In the midst of so much treachery, such dastardly deeds of murder and rapine, the bright light of unwavering fidelity, sealed and confirmed by surpassing gallantry in the field, so appealed to the hearts of the storm-pressed Englishmen, that the Guides received little short of an ovation when they returned to Peshawur. By order of Major-General Sir Sidney Cotton the whole of the garrison was paraded to receive the shattered remnants of that war-worn corps. On their approach a royal salute was fired by the artillery, and cavalry and infantry came to the salute while the massed bands played. The General then made a most eloquent and affecting address, welcoming the corps back to the frontier, and expressing the pride and honour felt by all in being associated with men whose deeds of daring had earned for themselves and their noble profession undying fame. They had taken six hundred men to Delhi and their casualties had reached three hundred and fifty. During the siege the whole strength in British officers had been renewed four times, and all these had been killed or wounded. One officer indeed had been wounded six times and yet survived, another four times, and others at least twice.

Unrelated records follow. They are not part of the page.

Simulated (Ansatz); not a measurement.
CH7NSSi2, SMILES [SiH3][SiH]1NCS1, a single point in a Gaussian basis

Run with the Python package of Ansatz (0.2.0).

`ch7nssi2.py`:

After his stirring speech, the General called for three cheers for the little band of ragged and war-worn heroes, who stood before them. A feu de joie accompanied by a salute of twenty-one guns was then fired, and after this the Guides, taking the place of honour at the head of the line, marched past the flag.
TWENTY YEARS OF MINOR WARS
Short breathing space, and little of the rest of peace awaited the Guides on their return from Delhi. Within two months they were again taking the field, under Sir Sidney Cotton, against the Hindustani fanatics of Sittana.
These fanatics, as they were called, were really refugees from British territory, for the most part deserters from corps that had mutinied, or outlaws who had participated in some unforgivable outrage; some, however, were clean-handed patriots, who, on principle, refused to bow to the decree of destiny, or to become peaceful subjects of the Queen. If the latter had remained quiet and inoffensive members of tribes or communities beyond our borders, the British Government, never vindictive, would probably, as the heat and passions of a desperate war died down, have left them to their solitude. But instead of thus living peaceably in the asylum they had found, they set about inciting their hot-blooded neighbours to join them in disturbing the peace of the border. They harried villages, drove off cattle, killed and wounded British subjects, and thus became an additional disturbing feature on a frontier always ready enough for the pleasure of a good fight. The opportunity was therefore taken of the presence of Sir Sidney Cotton’s column to make them feel that the strong hand of the British Government could reach them even in their mountain fastnesses.